In the era of ‘Automate Everything!’ fanaticism coming from the Agile community, and with more and more vendors releasing products which will automate you towards zero shipped defects it is near blasphemy to suggest a testing strategy without automation. What is even worse is that you suggest that time be invested in creating scripts only to toss them aside once they are complete. But that is exactly what I am suggesting.

Static analysis tools provide high value with little maintenance once the initial tuning is complete and usefulness of unit tests has been well demonstrated by the TDD crowd so we want keep those around. Classical end-user functionality automation (think QTP and Selenium) however provide little long term value, and as such should be discarded.

If that wasn’t controversial enough a statement, this one will certainly top it. You should still go through the exercise of writing these tests though. Why? By doing so, you learn about how the feature that is being automated is wired together. If you are going to do good automation you will inevitably answer these questions (and many more):

  • What pages are involved?
  • What are the field validations?
  • Where is information stored in the database?
  • What manipulations happen to the data?
  • Are the business rules that govern the process?
  • Are the developers providing sane id’s of objects?

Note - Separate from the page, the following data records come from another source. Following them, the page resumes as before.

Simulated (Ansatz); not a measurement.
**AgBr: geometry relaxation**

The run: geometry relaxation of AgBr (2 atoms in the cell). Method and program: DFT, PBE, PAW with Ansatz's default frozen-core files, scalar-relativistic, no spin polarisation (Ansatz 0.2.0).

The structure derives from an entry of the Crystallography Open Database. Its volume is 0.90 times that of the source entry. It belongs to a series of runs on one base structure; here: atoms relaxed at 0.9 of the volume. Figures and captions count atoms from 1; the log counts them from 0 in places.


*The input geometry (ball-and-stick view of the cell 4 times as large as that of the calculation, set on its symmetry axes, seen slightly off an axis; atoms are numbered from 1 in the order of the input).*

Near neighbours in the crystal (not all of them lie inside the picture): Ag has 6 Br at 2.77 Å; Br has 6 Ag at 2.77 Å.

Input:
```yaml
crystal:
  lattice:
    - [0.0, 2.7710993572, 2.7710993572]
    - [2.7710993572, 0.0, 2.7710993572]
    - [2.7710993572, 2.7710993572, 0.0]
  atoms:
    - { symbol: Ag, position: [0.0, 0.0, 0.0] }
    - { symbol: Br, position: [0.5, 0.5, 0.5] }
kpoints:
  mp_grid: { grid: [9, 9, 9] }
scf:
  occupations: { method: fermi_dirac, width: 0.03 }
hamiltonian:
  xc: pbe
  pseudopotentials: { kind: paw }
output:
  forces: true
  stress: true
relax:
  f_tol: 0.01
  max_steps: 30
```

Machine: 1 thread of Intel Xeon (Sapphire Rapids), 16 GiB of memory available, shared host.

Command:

All the answers to the above help you form other, better, more targeted, questions to ask the software. This deep learning of the product is the true value of the automated tests you have written. The value is not in catching a regression bug, as that was hopefully found by the static or unit tests. Once an automated test is written it also starts to become a victim of the Pesticide Paradox where bugs are learn to “hide” from the tests or are likewise immune to them.

I’ve been doing automation for a number of years on a variety of platforms. During that time I would guess that running of the scripts resulted in likely fewer than 10 bugs. I’ve found many times over that number he when writing the tests.

So why throw out the scripts when they have already been created? Shouldn’t you just keep running them? I suppose, if you commit to not spending any time if a test ‘breaks’. The reason for this comes down to maintenance. Any time you spend reidentifying gui objects in the screen or otherwise tinkering with a script is time that you have lost from testing. Time is almost always is constrained resource and we would be best served to use it as effectively as possible.

What we need to do then is change how we look at test automation. Instead of having it as a safety blanket against regressions that provides management with a nice warm-and-fuzzy feeling, test automation needs to be reclassified as a technique which aides in the exploratory testing of an application at a technological level.

Put another way, automated functional testing is not about the end result, it is about the journey.

I can only accept partial blame for this idea. The seed of this was planted by Michael back in December though I suspect I might have run much further with it than was discussed then.